Challenging the Use of Test Scores to Assess Teachers and Teacher Educators

Clare and I (Clive) have often argued against the use of “value-added measures” (VAMs) to assess teachers and teacher educators, measures that rely exclusively on standardized test scores. Others (e.g., David Berliner, Diane Ravitch) have taken a similar stand.

In the May 2016 issue of the Educational Researcher, opposition to VAMs receives dramatic support from Steven Klees of the University of Maryland. In a letter to ER, Klees welcomes a recent AERA Statement about how difficult it is to assess teachers using VAMs. However, he goes on to say that it’s not only difficult, it’s impossible! He notes that “dozens, perhaps hundreds, of variables” influence test scores, and hence misattributing cause is not only a “significant risk,” it is “rampant and inherent” in the use of VAMs. He concludes:

“The bottom line is that regardless of technical sophistication, the use of VAM is never ‘accurate, reliable, and valid’ and will never yield ‘rigorously supported inferences’” (p. 267).

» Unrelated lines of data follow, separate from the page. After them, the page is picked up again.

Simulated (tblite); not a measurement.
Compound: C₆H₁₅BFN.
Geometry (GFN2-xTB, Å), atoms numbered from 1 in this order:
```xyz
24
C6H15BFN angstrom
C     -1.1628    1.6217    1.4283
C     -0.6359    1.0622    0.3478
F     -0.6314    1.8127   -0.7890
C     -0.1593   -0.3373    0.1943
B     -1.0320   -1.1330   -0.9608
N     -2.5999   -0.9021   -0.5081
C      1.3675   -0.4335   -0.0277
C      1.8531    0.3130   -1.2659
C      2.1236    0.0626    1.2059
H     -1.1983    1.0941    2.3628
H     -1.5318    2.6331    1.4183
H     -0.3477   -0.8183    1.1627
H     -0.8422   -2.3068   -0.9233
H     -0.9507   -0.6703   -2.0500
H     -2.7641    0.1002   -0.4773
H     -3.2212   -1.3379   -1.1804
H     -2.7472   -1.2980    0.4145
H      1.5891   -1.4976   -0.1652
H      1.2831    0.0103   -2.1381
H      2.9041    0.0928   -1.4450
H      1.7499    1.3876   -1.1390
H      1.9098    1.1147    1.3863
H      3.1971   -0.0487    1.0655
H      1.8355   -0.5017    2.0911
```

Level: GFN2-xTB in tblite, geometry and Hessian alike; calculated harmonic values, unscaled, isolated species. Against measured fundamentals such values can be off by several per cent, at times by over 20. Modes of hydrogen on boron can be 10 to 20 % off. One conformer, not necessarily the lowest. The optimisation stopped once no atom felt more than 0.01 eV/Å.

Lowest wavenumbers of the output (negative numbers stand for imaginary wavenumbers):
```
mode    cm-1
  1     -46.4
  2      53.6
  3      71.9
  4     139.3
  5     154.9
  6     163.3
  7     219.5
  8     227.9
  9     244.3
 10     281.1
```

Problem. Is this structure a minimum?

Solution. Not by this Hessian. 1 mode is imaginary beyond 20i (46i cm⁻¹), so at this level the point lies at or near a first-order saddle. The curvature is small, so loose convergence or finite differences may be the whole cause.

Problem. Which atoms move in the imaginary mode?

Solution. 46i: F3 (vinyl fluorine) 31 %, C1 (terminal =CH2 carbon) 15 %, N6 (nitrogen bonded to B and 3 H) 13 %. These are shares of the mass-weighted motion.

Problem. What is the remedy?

In my view, even if we give some weight to test scores, it is imperative to supplement them with other considerations: e.g., the judgment of teachers and their colleagues about good teaching, opinions of students about their teachers’ effectiveness, theories about effective pedagogy. Effective teaching is so complex there can be no quick fix in assessing it.

It will be interesting to see how the education research and policy communities respond to Klees’s extraordinary claim, given that VAMs are the latest great hope for the reform of teaching and teacher education.